Sunday's Hall of Fame game between the Dallas Cowboys and Cincinnati Bengals was the highest rated preseason game in six years. The 7.6 rating was the highest since the Cowboys and Tennessee Titans squared off in a preseason game on Aug. 30, 2004.
The game was a 31% increase in viewers from last year's Hall of Fame game between the Titans and Buffalo Bills.
The ratings for the 2010 Hall of Fame game beat out the Yankees and Red Sox on ESPN.
The Cowboy defense picked up where it left off in 2009, pushing around the Bengals en route to a physical 16-7 in the Hall of Fame Game. To Blogging The Boys, this game confirms some things they’ve known about the Cowboys so far this off-season. Some of which is good and some not-so-good.
The game confirmed much of what we and others have reported during the first two weeks of camp. The Cowboys possess a deep, talented defense and have strong skill position offensive players, but face a shortage of offensive line depth.
The Cowboys first offense got just one series and marched from its own 28 to the Cincinnati five in thirteen plays. The unit mixed plays from the base 21 set and the 11 package and saw Miles Austin get an early first down with a deep out on Bengals standout Leon Hall.
While the second team skill position guys made plays, the second team line showed by depth remains a big concern. The right side looked shaky and became even moreso when Robert Brewster moved to left tackle to spell Alex Barron, who left with an ankle sprain. Pat McQuistan and Sam Young struggled to protect Stephen McGee, who took over from Kitna after the number two completed two series.
One week. That’s the amount of time the Cincinnati Bengals had on the practice field together before Sunday night’s 16-7 loss to the Cowboys. Knowing this, Cincy Jungle wonders just how much Bengal fans can read into the issues they saw during the exhibition opener.
If you were to write one sentence on what you thought about tonight, what would it be? Would you make the point that the Bengals had practiced only a week during training camp before kicking off the preseason? Would you make a point that the first preseason game is perhaps the second most meaningless (behind the final game) to judge a team with? Would you make the point that the Bengals largely didn’t plan, nor prepare, for the Cowboys strictly using an evaluation process for the individual players?
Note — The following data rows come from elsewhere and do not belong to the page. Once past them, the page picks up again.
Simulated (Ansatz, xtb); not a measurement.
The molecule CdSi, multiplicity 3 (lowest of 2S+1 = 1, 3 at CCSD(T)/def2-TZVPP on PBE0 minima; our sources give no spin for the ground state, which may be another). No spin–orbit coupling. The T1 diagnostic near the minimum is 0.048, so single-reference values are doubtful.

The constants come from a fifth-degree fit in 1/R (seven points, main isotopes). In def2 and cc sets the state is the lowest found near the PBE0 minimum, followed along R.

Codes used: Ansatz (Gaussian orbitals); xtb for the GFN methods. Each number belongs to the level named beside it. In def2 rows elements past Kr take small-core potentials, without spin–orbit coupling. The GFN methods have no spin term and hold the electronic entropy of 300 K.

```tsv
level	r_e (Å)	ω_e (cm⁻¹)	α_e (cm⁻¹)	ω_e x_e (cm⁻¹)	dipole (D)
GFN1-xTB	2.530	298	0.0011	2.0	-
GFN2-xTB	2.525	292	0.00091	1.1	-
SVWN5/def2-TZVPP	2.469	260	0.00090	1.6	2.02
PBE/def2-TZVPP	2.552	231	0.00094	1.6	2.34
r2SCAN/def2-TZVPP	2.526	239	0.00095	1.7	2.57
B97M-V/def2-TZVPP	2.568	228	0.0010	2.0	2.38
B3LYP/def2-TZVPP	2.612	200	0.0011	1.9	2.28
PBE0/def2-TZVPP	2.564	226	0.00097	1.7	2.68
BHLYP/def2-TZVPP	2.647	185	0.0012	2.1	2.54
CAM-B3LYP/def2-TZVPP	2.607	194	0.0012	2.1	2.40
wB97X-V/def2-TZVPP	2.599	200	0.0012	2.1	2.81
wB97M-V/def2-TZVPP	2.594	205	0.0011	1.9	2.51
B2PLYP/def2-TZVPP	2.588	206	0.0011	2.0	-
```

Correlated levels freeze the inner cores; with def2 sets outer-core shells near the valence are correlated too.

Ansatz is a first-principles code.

Or would you find faults with the club? Faults that the Bengals coaching staff will unquestionably address with more than a month to address them.
Canton, OH (Sports Network) – Tony Romo connected on half of his passes during his lone offensive series and the Dallas Cowboys kicked off the preseason with a 16-7 win over Cincinnati in the annual Hall of Fame Game.
Both starting quarterbacks saw limited time. Romo led his team on a 14-play, 63-yard drive, which ended on a 20-yard field goal from David Buehler. Romo completed 5-of-10 passes for 59 yards for the defending NFC East champions.
Cincinnati’s Carson Palmer played the first two offensive series and ended 2-of-5 for 18 yards for last year’s AFC North winners. Palmer’s younger brother, Jordan, connected on 10-of-20 passes for 102 yards, including a one- yard TD pass to tight end Darius Hill with 51 seconds left in the game.
Rookie linebacker Brandon Sharpe picked off Jordan Palmer and scored on the six-yard return early in the fourth quarter for Dallas’ lone touchdown.
Better late than never, the Bengals get on the board in Sunday’s Hall of Fame Game. Jordan Palmer hit Darius Hill for a one-yard TD score to make the game 16-7 with :51 remaining in the 4th.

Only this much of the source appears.